Even for Haruomi Hosono, Urban Dance is a rare bird. Let me step back. After listening to Friends of Earth and Love, Peace, and Trance I may be incorrect. Urban Dance’s self-titled debut is a rare bird for Japanese electronic music. Produced by Haruomi Hosono, Urban Dance was the rare slice of Japanese music that drew inspiration from a harder edge sound: EBM (electro body music).
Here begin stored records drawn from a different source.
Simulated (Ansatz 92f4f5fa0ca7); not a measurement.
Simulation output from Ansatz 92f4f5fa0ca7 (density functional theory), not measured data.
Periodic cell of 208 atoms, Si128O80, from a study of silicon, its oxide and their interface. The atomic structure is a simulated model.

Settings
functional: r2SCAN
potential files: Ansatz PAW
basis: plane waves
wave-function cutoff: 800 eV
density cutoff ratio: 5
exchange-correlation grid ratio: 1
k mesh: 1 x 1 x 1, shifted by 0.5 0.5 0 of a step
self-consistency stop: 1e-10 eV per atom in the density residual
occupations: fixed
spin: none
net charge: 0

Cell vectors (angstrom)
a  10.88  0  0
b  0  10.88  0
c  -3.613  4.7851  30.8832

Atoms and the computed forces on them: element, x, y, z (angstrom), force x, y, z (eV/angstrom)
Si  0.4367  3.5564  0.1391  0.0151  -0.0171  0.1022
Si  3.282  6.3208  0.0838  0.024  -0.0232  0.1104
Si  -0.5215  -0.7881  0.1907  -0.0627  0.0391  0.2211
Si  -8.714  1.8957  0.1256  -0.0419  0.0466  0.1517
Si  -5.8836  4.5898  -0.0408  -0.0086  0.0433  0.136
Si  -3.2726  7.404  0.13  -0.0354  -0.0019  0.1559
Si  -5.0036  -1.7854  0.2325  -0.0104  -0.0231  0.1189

Urban Dance were a trio led by Shinobu Narita of influential Japanese minimal wave act 4-D, Kengo Koyama who would later play a brilliant role as bass player for Hiroki Okano’s early haunting electronic ambient music, and Koichi Matsumoto who would later set off into the remix artist world. Joining them along for the ride was Haruomi Hosono as producer. What clues you into the off-kilter sound heard in Urban Dance might just be the record label this album was released under.
Released on the Non-Standard label, 1985’s Urban Dance joined Harry’s playground label for fascinating genre experiments. Under his own name and FOE, Harry would use Non-Standard to release electro workouts that hinted at a growing personal interest in urban American dance music. Working with French group Mikado or Miharu Koshi, Harry was able to try his hand at leftfield, Italian disco and Gallic pop. The release of Pizzicato V’s indie J-Pop simply being another cherry on top of Harry’s wandering tastes. What was different about Urban Dance was how much harder it repped the house sound, compared to the rest of the label. This was music influenced by the second-wave of electronic dance music.
Urban Dance was arranged like a particularly raw Afrika Bambaataa record. Haruomi Hosono appearing to be pushed by the trio assume the role of Arthur Baker, dedicating himself to booming every drum and bass with as much force as possible. Drawing direct lines from the music of Die Krupps or D.A.F. into places where it could slot into the new, Japanese music, Urban Dance tried to prove that this generation/could could get heavy, in this way. Largely sample and drum machine driven, the opener “Why” and A-side cut “Ceramic Love” propels you directly into the thick of this sound.
Aiming for the booty rather than the earspace, Urban Dance still works as killer dancefloor material. Rather than stick with pure EBM, Urban Dance wisely rolls in dancehall, exotica, and even early house music. “Subete Wa Himitsu No Yoru” and “Dreamer” serve as brilliant sojourns to hazier places that tweak the EBM formula into not so obvious ways. By the time you get to their wicked reimagining of Haruomi Hosono’s “Non-Standard Music” from S-F-X one can appreciate their transformation of that track from heady synth funk to even headier electro dance music. Haruomi wanted them to go hard and in Urban Dance they made sure not to hold anything back.
Still fresh after all these years, Urban Dance deserves better than its forgotten place in Hosono history.